# URGENT INFO NEEDED - This could be a deal breaker & mean I have to go back to the UK!



## Mac (Jul 6, 2008)

*URGENT INFO NEEDED - This could be a deal breaker & mean I have to go back to the UK!*

Hi Guys, 

Can anyone tell me if they know if you can rent a car here if you've held your UK driving licence for less than a year. 

I really should have checked this out before I came here... but didn't.

From the car hire sites I've been on they all have the requirement that you've held the licence over a year for insurance purposes....

.... i need to be able to drive for my job. So just wondering if anyone can tell me if I should just be packing my bags & saying good bye to the people I've met. 

Think I know the answer... What a gutter!


----------



## BLM (Jan 31, 2008)

Don't give up so easily!!!

Why don't you ask the UAE Minister of Interior driving license people? There's a centre at Jumeirah Centre on Beach Road. It might just be that you'll have to sit a driver's test in Dubai, like a lot of other expats from Middle Eastern countries have to.

And when we first got here and rented a car, they never asked how long I'd had my license for...


----------



## katiepotato (Apr 29, 2008)

I hate to be the bearer of bad news but I think you're right - it seems to be a UAE requirement that anyone wishing to drive should be over 25 and have held their license for a minimum of one year. 

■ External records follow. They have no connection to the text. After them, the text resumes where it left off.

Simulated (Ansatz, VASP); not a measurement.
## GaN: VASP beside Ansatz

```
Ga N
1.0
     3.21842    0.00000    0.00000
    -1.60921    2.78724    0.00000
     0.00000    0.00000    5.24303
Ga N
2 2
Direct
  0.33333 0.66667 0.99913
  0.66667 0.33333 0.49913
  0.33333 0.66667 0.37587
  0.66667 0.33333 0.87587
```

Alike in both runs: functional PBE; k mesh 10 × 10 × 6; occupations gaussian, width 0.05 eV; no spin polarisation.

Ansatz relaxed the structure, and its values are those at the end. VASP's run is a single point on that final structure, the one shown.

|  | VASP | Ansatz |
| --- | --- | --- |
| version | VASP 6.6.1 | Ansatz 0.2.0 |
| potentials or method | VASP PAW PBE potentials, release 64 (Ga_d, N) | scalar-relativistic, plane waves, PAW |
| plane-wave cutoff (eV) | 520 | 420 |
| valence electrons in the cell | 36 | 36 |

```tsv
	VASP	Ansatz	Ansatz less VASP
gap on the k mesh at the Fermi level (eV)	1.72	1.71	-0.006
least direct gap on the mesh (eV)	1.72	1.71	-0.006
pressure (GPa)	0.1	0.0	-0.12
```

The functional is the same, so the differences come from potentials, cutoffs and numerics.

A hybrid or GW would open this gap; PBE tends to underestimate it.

How far away from 12 months are you? Can you manage with taxis / lifts from others in the meantime?


----------



## Mac (Jul 6, 2008)

BLM said:


> Don't give up so easily!!!
> 
> Why don't you ask the UAE Minister of Interior driving license people? There's a centre at Jumeirah Centre on Beach Road. It might just be that you'll have to sit a driver's test in Dubai, like a lot of other expats from Middle Eastern countries have to.
> 
> And when we first got here and rented a car, they never asked how long I'd had my license for...



Hey there, Need a residence visa for the driving test.... and it'll be bloody ages till I get it. Some guys here are about to do a visa run back home... so that's what makes me think I'll be waiting a while. 

I was wondering if they would or wouldn't ask how long I've been driving, but it's on your licence anyway & i'm sure they'll check. There's bound to be an insurance declaration to sign too. If I crash & my insurance isn't valid... it'll probably mean doing a bit time in an arab cell! 



katiepotato said:


> I hate to be the bearer of bad news but I think you're right - it seems to be a UAE requirement that anyone wishing to drive should be over 25 and have held their license for a minimum of one year.
> 
> How far away from 12 months are you? Can you manage with taxis / lifts from others in the meantime?


Erm... about 12 months! Lol!! I can manage with taxi's/lifts for a bit, but a big part of my job is business development. Need to be out there making contacts and all that. Lol, yes I know... you'd have thought I'd checked it all out since it's so important.


----------



## Sam75 (Jul 2, 2008)

I go everywhere by taxi and it's not that bad at all.

Also, useful if your networking/business development involves alcohol consumption.


----------



## mazdaRX8 (Jul 13, 2008)

you never had a driver license before? I'm guessing you are 25. Some people don't like to drive i guess.

Anyways there are TONS of car rental places here. Call up a place like Fast rent a car, and ask them on the phone if you can rent a car. Otherwise you'd have to hire a driver that has their own car to take you around (kinda expensive if he has to wait too). That is much better than Taxi's in dubai. So far i've only had ab out 50% of the taxi's I called for come to my doorstep.


----------



## justforus (Jul 28, 2008)

Alreet, call J; he reckons he has an idea how to sort it


----------



## Mac (Jul 6, 2008)

Patriot hire car reckon they can help me...... lets see what happens!


----------



## Mac (Jul 6, 2008)

I HAVE WHEEEEEEEEEELS!!!!!!!!!!!!


Get in, I'm so f**king chuffed. 

Come on you taxi drivers... you just try to take me on!


----------



## Suid-Afrikaner (Jul 20, 2008)

Congrats on the wheels Mac, I know how frustrating is it to not have your own transport!


----------



## James - UK (Aug 18, 2008)

well done Mac, let the fun times begin! (-_-)!

James


----------



## Kansaag (Aug 6, 2008)

Could you please advise us which company you used? thanks


----------